RayTroll provided this image of ichthyosaurs swimming in the deep.

Whatever you do, don’t call them dinosaurs. If you do, a geologist will quickly correct you.

“Yep. It’s not a dinosaur. It’s a marine reptile.”

That’s U.S. Forest Service geologist Jim Baichtal. In May, he went to Gravina Island with University of Alaska Fairbanks geologists Patrick Druckenmiller and Kevin May, and Ketchikan artist Ray Troll to look for some of these Triassic-age marine reptiles. They found some, and Baichtal has gone back a couple times since then to collect the fossils, package them up and send them north for further study.

Jim Baichtal uses a special chainsaw to carefully remove fossils from rocks on Gravina Island.

Druckenmiller says Southeast Alaska has fascinating geology, including piles of rocks from the Triassic period. They formed from sediment that originally was on the sea floor. Swimming above that sediment were marine reptiles.

“These animals were swimming around these islands way out in the Pacific Ocean, and occasionally dying, and their bones settled to the sea floor,” he said. “And over millions of years, these rocks eventually traveled northwards and become part of what’s now Southeast Alaska.”

Troll, explains further how a tropical creature ended up as a fossil in Alaska: “You have to think of the Pacific Ocean as like a conveyer belt of rock. It subducts, it actually goes under and comes back around. Southeast Alaska is just a whole big jumble of this stuff.  All these terrains, is what they’re called. The geological joke is this is the Southeast Alaska is a ‘terrain-wreck.’”

Troll’s draws and paints primarily fish, dinosaurs and marine reptiles in accurate detail, but then tends to place them in unusual circumstances. He has collaborated with scientists on books, and is working on a new one about fossils along the West Coast.

Ichthyosaurs have been found on Gravina previously, and Druckenmiller says that’s partly

Jim Baichtal provided this photo showing fossilized bones in a rock on Gravina Island.

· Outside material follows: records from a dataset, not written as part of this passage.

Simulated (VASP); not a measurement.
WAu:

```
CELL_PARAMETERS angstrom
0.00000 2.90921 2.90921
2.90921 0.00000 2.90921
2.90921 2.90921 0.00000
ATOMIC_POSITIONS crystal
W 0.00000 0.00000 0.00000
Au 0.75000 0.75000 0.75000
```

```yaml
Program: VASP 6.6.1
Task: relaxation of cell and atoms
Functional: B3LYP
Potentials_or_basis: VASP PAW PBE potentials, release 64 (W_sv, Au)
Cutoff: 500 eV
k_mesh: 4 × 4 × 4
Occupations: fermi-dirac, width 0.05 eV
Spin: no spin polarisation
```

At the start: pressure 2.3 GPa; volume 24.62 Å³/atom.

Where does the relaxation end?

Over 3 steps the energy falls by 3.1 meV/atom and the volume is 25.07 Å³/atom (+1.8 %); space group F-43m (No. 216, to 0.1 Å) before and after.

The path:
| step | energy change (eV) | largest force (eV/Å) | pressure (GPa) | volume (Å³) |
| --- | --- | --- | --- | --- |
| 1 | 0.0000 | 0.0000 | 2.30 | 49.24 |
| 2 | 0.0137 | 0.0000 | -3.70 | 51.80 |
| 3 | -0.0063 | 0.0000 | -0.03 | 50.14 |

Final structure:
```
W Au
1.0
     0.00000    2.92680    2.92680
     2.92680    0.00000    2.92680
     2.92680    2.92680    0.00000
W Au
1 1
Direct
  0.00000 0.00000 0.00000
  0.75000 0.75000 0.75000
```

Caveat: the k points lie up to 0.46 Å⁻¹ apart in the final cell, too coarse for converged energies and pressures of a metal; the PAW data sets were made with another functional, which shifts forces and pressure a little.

why they knew that the rocks on Gravina might hold more. Basically, they went in and mapped the area previously, to determine the age of the rocks. Once you have that, you know whether there’s a potential for fossils.

“What we usually find happens, you go and look in these places and basically you find nothing, but the potential is there and every so often you strike it rich and find something really cool,” he said. “That was kind of the goal of this trip. To check out areas that have never been walked before by vertebrate paleontologists, to see if we could find some vertebrate fossils.”

And they did: Ichthyosaurs, which Druckenmiller says is the reptilian version of a dolphin or whale.

“Some of those bones were large enough to be from a group of ichthyosaurs we call shastasaurus or shonisaurus,” he said. “These are the largest marine reptiles that ever lived on the planet.”

So…just how cool is this?

“This is cool,” said Baichtal. “We don’t have those great sexy dinosaurs that they have Down South. We don’t have the T-rex… but we’ve got really, really neat marine reptiles.”

Baichtal says they’re done collecting the really neat fossils for now, but there’s more out there, and he asks the public to leave fossils in place if they stumble across any. He advises that amateur fossil hunters take photos, get GPS coordinates if possible, and then contact him or another geologist with the information.

“Leave them in place and don’t try to remove them because by just chipping them out of the rock, they’ll shatter and break,” he warned. “It takes specialized tools to get them out.”

It should also be noted that vertebrate fossil remains are a protected public resource, and it’s illegal to disturb them without permits.

But the scientists and citizen-scientist Troll understand the temptation.

“It’s the mystery, it’s the hunt, it’s the quest to understand. And it’s just plain fun,” Troll said.

The bones of these really cool Southeast-Alaska-not-dinosaurs – or a really good copy of them – might come back home someday. At least, Baichtal hopes that will be the case.

“So that we can share these finds with the public and our youth, and conjure up ideas and visions of Triassic seas and the wonderment that comes along with dinosaurs Down South, but with our much, much superior Triassic marine reptiles here,” he said.

The fossilized rib bone of an ichthyosaur sticks out of a rock on Gravina Island. (Photo courtesy Jim Baichtal)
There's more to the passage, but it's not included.